Statice (Symbolics)

From: (Markus Fischer)
Newsgroups: comp.databases.object, comp.lang.lisp
Subject: Statice now runs on Unix
Date: 15 Jun 93 14:55:48 GMT

Hi there,

since I’ve never seen ‘Symbolics’ or ‘Statice’ in comp.database.object, this might be interesting:

A few days ago, Symbolics announced the availability of a beta- release of their ODBMS ‘Statice’ on Unix platforms. It is quite powerful and tightly integrated within Common Lisp. Currently, Symbolics and LUCID are supported. People (like me) used to Symbolics’ Genera development environment can continue to use Statice there (where it has been already successfully employed in ‘real world’ applications) and now also use it on Unix Workstations. (Those are the cheaper boxes, I guess). Both kinds of platforms can be freely intermixed in a network.

Statice is based on standards of Lisp: CLOS and CLIM (Common Lisp Object System, resp. Common Lisp Interface Manager)

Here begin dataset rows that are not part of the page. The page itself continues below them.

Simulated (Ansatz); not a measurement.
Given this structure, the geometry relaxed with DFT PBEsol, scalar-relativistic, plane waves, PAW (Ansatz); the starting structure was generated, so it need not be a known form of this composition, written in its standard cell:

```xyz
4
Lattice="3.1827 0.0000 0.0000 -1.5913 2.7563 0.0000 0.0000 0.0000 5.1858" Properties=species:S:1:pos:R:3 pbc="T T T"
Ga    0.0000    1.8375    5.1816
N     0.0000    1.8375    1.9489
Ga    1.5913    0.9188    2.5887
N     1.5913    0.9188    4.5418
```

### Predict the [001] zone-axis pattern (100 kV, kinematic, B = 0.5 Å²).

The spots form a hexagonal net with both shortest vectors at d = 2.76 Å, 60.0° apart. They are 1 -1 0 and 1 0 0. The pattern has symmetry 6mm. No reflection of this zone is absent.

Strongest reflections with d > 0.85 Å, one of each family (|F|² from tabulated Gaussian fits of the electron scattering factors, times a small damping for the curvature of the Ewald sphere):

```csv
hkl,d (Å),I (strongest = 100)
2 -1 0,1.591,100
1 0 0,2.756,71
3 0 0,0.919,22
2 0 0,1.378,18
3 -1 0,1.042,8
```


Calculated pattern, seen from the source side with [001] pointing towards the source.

Here’s the address of Symbolics in Germany; they’re mostly responsible for Statice on Unix:

Symbolics Systemhaus GmbH
Mergenthalerallee 77
6236 Eschborn (til June 31)
65760 Eschborn (from July 1)
Tel. (49) 6196-47220, Fax (49) 6196-481116

Contact person is Dr. Thomas Neumann ().

Also:

“Update Database Schema” brings an existing database into conformance with a modified schema. Changes are classified as either compatible (lossless, i.e., completely information-preserving) or incompatible (i.e., potentially information-losing in the current implementation). Basically, any change is compatible except for the following:

— If an attribute’s type changes, all such attributes extant are re-initialized (nulled out). Note that Statice permits an attribute to be of type T, the universal type. Such an attribute can then take on any value without schema modification or information loss.

— If a type’s inheritance (list of parents) changes, the type must be deleted and re-created, losing all extant instances of that type. This is Statice’s most serious current limitation. The simplest workaround is to employ a database dumper/loader (either the one supplied by Symbolics or a customized one) to save the information elements and then reload them into the modified schema.